# Fall Trexlertown October  2nd, 3rd and 4th 2015.



## sm2501 (Aug 10, 2015)

30th Anniversary Fall Trexlertown Bicycle Swap Meet 

We have teamed up with the Velo Drome to make the weekend better than ever.

Event:  3 Day Bicycle Swap Meet, Trexlertown Fire Department Fairgrounds located behind the Fire station.  

Location: 7723 Hamilton Blvd, Trexlertown, PA 18031

Date:   Friday October  2nd, 3rd and 4th 2015.

1. Free spectator and general admission.  

2. Friday October 2, 2015, Gates open at 4:00 PM.   Which means please do not show up at the Trexlertown Fire Department Fairgrounds prior to 4:00 PM. 

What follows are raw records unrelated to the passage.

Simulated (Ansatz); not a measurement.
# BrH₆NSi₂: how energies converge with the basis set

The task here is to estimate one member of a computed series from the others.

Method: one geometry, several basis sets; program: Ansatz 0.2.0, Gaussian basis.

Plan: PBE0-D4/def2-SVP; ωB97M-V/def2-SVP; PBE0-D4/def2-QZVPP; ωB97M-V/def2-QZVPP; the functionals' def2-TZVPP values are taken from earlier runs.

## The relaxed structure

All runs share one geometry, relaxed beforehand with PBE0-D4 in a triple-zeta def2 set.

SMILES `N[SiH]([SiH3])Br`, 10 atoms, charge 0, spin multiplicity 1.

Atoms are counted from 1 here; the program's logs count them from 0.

Why you ask?  This gives everyone an equal opportunity for the big score.   

3. Vendor spaces are 65.00 for 3 days, which includes 2 nights of camping.

4. Vendor spaces 50.00 for 2 days. 1 night of camping included.

5. Vendor space 25.00 for 1 day.  If you are camping, that is considered 2 days. 

Vendor Setup is Friday at 4:00 PM open to public at 4:00 PM

Saturday Oct 3rd, swap starts at daybreak. Free admission to spectators.

Sunday Oct 4th, swap starts at daybreak. Free admission to spectators.

Swap meet ends at 1:00pm.  Everyone must exit the Fire Department fair grounds. 

Why 1:00pm you ask?  The wonderful staff at the Fire Station need time off on the weekend. 

I would like to remind everyone that the Trexlertown Fire Department is private property and everyone needs to respect their property and act accordingly. 

Thinking of staying in a hotel here is a link to the local Trexlertown hotels.  Hotels and motels fill up fast. Book early they fill up fast. There is always something happening in this area every year. 
https://www.google.com/search?gs_ivs=1&q=Trexlertown+Pennsylvania+hotels#tts=0

If you have any questions please phone at 508-558-5129 or email me and I will be happy to answer all questions. 

I ask everyone who reads this email to post it everywhere possible and forward this email to everyone possible.

I thank everyone in advance and we will see you at the swap meet. Joe Rapoza


----------



## jd56 (Sep 1, 2015)

As a fall ritual, I plan on going!
Even though I might not have enough zero$ to buy what I want....[emoji22]  
But, it's still a great time.
Wow...3 days, this ought to be interesting.  Sleeping in my truck 3 nights is what I'm dreading but, don't want to miss the early morning (late night flashlight) rush to the stuff. 
Hope the weather is nice this year. 
Looking forward to seeing everybody most of all.
We need to get a group Cabe picture this year!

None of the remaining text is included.